Here is a simple problem. It's half maths and half strategy, I can't fully get my head around it and I figure that there is an optimal solution that will beat other solutions.
>You are given 10,000 dollars to gamble. >The odds of what you must bet on fluctuate between $2 and a max of $10 and will average $2.5. >You do not know the exact odds before you bet. >The win rate for what you are betting on is 45% >You can only play 2000 games.
Unlike any normal gambling the odds here are in your favor, you just have to develop a strategy to maximize your return. How would you go about it?
I'd like to see what Veeky Forums thinks here or if there exists a program to work something like this out. I've been feeling fairly stupid as my strategy would be simply doubling down with my initial bet being recalculated after each win to able to cover a loss streak of 11. So - (initial bet)*2^0+(initial bet)*2^1+(initial bet)*2^2...+(initial bet)*2^11)
Can you clarify the part about the odds? Why do the odds have a dollar amount? Is that a multiplier on the bet if you win? If so, I doubt any house will give a 10x payout on a coinflip
Xavier Baker
> Is that a multiplier on the bet if you win? Yes it is, It's the payout. If you put down a $1 and the odds are $2.5 you get a $2.5 payout and profit $1.5.
>If so, I doubt any house will give a 10x payout on a coinflip It is a hypothetical scenario and more interesting as classic gambling strategies are pretty flawed whereas this is actually about making money as efficiently as possible while reducing risk. At an average of 2.5 a $10 payout would be pretty very unlikely but additionally it's potential would favour more risk taking strategies no?
Charles Jenkins
look up kelly criterion and modify it slightly for your problem.
Michael Allen
Is there a pattern to the payout of one game and the next? If one game pays 10/1 is the next likely to also be high? If so, you want to make smaller bets until you recognize high payouts, then start betting high until the payouts drop.
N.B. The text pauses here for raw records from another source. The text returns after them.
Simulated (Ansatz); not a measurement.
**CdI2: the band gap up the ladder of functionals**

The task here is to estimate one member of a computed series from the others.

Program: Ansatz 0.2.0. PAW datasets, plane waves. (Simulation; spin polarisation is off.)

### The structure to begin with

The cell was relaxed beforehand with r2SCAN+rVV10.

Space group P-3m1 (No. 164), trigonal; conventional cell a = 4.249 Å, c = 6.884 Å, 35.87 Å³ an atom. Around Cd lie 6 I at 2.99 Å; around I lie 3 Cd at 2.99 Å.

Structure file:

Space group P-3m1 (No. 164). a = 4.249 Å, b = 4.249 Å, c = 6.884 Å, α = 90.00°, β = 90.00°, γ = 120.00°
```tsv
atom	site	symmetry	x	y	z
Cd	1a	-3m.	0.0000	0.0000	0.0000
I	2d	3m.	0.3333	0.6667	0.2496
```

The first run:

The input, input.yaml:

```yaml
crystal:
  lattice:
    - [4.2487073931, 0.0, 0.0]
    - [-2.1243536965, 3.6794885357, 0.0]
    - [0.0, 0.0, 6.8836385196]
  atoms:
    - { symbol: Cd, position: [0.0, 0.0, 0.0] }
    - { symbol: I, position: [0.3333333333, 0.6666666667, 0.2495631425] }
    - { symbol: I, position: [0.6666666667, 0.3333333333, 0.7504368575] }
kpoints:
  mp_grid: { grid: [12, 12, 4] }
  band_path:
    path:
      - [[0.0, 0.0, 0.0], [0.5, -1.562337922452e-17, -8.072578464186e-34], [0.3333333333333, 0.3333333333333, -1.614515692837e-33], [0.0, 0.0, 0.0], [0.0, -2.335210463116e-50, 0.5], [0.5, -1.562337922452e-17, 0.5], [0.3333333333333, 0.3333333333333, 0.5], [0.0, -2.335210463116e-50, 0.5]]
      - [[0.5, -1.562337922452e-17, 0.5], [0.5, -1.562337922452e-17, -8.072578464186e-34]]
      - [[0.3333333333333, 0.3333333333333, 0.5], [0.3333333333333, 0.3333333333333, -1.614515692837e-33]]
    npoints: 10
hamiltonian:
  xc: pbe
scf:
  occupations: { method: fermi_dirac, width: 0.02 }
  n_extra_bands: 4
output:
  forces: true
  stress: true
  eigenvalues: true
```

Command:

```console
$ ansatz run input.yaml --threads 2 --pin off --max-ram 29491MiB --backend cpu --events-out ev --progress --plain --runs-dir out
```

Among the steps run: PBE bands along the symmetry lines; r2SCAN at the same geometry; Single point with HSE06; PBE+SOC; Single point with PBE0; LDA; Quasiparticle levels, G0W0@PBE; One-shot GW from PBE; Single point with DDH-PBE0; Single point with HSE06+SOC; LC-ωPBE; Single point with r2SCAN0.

The problem with this setup is, most games are in your favor. If there's no pattern to the payouts and your goal is to maximize your expected profits, the best strategy is to bet almost all your money on every game. This gives you a 5E-3001 chance of ending with any money, but if you do it's an unimaginable amount.
This is dumb. I care about my first million more than my second more than my third. So instead of maximizing my expected dollars I'll try maximizing the expected square root of my dollars. This will prioritize high-probability medium payouts over low-probability large payouts. The new problem is, with the non-linear utility function you can't make proper calculations your expected gain without knowing the distribution of the odds, so you need to piece that together as you go.
Kevin Walker
>I'll try maximizing the expected square root of my dollars.
I say you should maximise the expected value with the constraint that the probability of you making a loss is less than x% Or with the constraint that the probability of you making less than say 100G is less than x%
where you decide the x %
Caleb Gomez
I wouldnt play at all, and invest in Crypto. After the pump i would dump before the whales and buy a ferrari. The only way to win is to cheat user. Get With the times
Blake Garcia
Extrapolate exact odds from win rate. Profit.
Kayden Reed
OP here I'm looking this up and trying to get my head around it. Thanks for pointing me in that direction however, it does seem relevant.
Assume there is no pattern at all to the payout but that it is highly random. It seems like you'd almost use it as an opportunity to play the lottery? Perhaps In the problem I should have included more incentive not to lose, like you would die or you would have to pay the difference...
If some strats were side by side we could see the varying payouts vs risk and determine the objectively best outcome... Which could be yours... You also must assume that the chance of a win is constant 45%
I like the way you are approaching this. If after 2000 games you wanted the probability of walking away with less than what you started with to be under 1% how would you play?
10,000 bitcoin to gamble then ;) With odds like this it is cheating.
Joseph Ortiz
>The win rate for what you are betting on is 45%
This line alone invalidates all strategies. Just bet on $10 everytime (for a $1) and you will make (($10 x 2,000 games) x 0.45% winrate) - ($1 x 2,000 games) = $7,000 profit.
Mason Ortiz
>Just bet on $10 everytime (for a $1) and you will make (($10 x 2,000 games) x 0.45% winrate) - ($1 x 2,000 games) = $7,000 profit.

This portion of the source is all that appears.